At the huge pressures involved, leakage is an issue. Hydrogen is both an asphyxiant and at 1/14th the weight of air disperses quickly, rises and creates a mixture with a wide flammability range from around 4 per cent to 75 per cent, has very low ignition energy, high combustion energy and a near invisible flame that can reach 2000 degrees C.

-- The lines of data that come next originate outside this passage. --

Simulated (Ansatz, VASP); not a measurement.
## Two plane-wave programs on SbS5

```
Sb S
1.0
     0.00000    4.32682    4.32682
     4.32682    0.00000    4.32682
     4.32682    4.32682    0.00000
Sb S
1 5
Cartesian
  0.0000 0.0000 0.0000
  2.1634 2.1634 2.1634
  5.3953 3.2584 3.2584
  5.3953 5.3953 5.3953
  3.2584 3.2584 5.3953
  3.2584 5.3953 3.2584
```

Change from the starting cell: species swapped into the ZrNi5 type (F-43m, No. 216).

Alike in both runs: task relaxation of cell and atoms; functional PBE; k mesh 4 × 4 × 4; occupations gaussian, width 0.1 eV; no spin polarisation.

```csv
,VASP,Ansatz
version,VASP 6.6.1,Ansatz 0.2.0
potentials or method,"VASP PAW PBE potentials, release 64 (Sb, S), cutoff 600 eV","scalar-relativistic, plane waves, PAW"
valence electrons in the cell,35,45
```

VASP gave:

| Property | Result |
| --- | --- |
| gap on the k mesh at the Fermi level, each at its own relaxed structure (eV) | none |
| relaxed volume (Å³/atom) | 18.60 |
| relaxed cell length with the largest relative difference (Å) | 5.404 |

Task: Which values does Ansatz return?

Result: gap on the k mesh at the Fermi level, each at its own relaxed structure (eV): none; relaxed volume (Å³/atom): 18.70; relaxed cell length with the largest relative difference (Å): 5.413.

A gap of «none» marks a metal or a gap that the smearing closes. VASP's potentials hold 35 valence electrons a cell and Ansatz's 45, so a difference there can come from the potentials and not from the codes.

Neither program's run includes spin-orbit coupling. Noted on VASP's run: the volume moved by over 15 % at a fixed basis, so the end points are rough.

Detailed leakage testing carried out last year on two of the principal FCEV cars on the market showed that emissions of hydrogen varied considerably between models. There was concern that whilst in-car equipment leakage plus the purging of hydrogen through the exhaust on start-up and shutdown, which is a common design feature, gave ppm levels that were within the limits recommended by the Society of Automotive Engineers under the short-duration and limited-cycle test regime, the study concluded: “hydrogen emissions performance of vehicles within confined spaces should be paid much more attention”. The control strategy for the purge processes was their main concern.
If we have a home with an integral or even an adjoined garage, buildings insurance companies are prospectively likely to make a ‘cold eyes’ assessment of whether to allow you to keep a hydrogen car in it.
Analysis by academics like Professor Tom Baxter of the University of Aberdeen and manufacturers like Volkswagen of the wind turbine to wheel efficiency of using ‘green’ hydrogen to power vehicles have reached similar indisputably discouraging conclusions. The emerging design approach is for the electricity from the wind turbine to run the electrolysis process offshore. Ignoring the significant energy required to first purify the sea water then, broadly, addressing each process step, electrolysis is about 75 per cent energy efficient. The hydrogen then has to be compressed and transported onshore. This will be about 90 per cent efficient if piped but less if tankered. Around 7 per cent of the energy will be lost in refuelling a 700-bar car however, as stations will compress to 825-1000 bar and pre-cool to around -40 degrees C to prevent the car tanks exceeding 85 degrees C. FCEVs use hydrogen to produce DC electricity which is typically up to 60 per cent efficient then to run the vehicle’s electric motor and to charge its high voltage battery is around 95 per cent efficient. Overall, therefore, the operation from wind turbine to wheel is around 35 per cent energy-efficient or lower.
With pure electric cars (PEVs) supplied from the same wind turbine, around 5 per cent of energy will be lost in transmission due to grid network electrical impedance. Another 15 per cent is lost in charging/discharging of the car’s large-capacity battery and the electric motor drivetrain is about 95 per cent efficient, meaning that PEVs show around 75 per cent efficiency from generation to turning the wheels. That’s twice what is currently achievable with FCEVs, and PEVs travel between 150 and 200 per cent per cent further per kWh of energy.
Our net-zero strategy has to be about less energy consumption, not more. To quote the late Prof David Mackay, “The climate change problem is an energy problem”.
Although the Volkswagen Group has come down firmly on the side of batteries, other manufacturers like Volvo have established that due to the initial higher energy building needs of pure electric cars and their consequently “relatively large carbon footprint” the carbon dioxide break-even point where electric cars become cleaner than internal combustion cars, if supplied 100 per cent with wind-generated electricity, is 31,000 miles. If the charging power is from the current EU mix of sources that rises to 48,500. The challenges are obvious, not least when battery supply chain sustainability and resourcing ethics are also considered.
So it’s not all good news regarding decarbonising our surface transport energy demand toward net zero. Hydrogen ICE and FCEVs aren’t realistic competitors in the private car energy chain and remain both significantly energy-inefficient and very expensive for haulage and public transport.
Cars account for 61 per cent of surface transport emissions, HGVs only 17 per cent, buses 3 per cent, and rail 2 per cent (CCC, December 2020) so for cost/benefit it cannot be worthwhile switching to hydrogen fuel cell buses and trains. Through any impartial lens of engineering science, hydrogen fuel cell cars do not appear to be a transport winner and the Government should revisit decisions it has made about related funding. But then there is political virtue signalling.
The opinions expressed are those of the author and do not necessarily reflect the views of IES.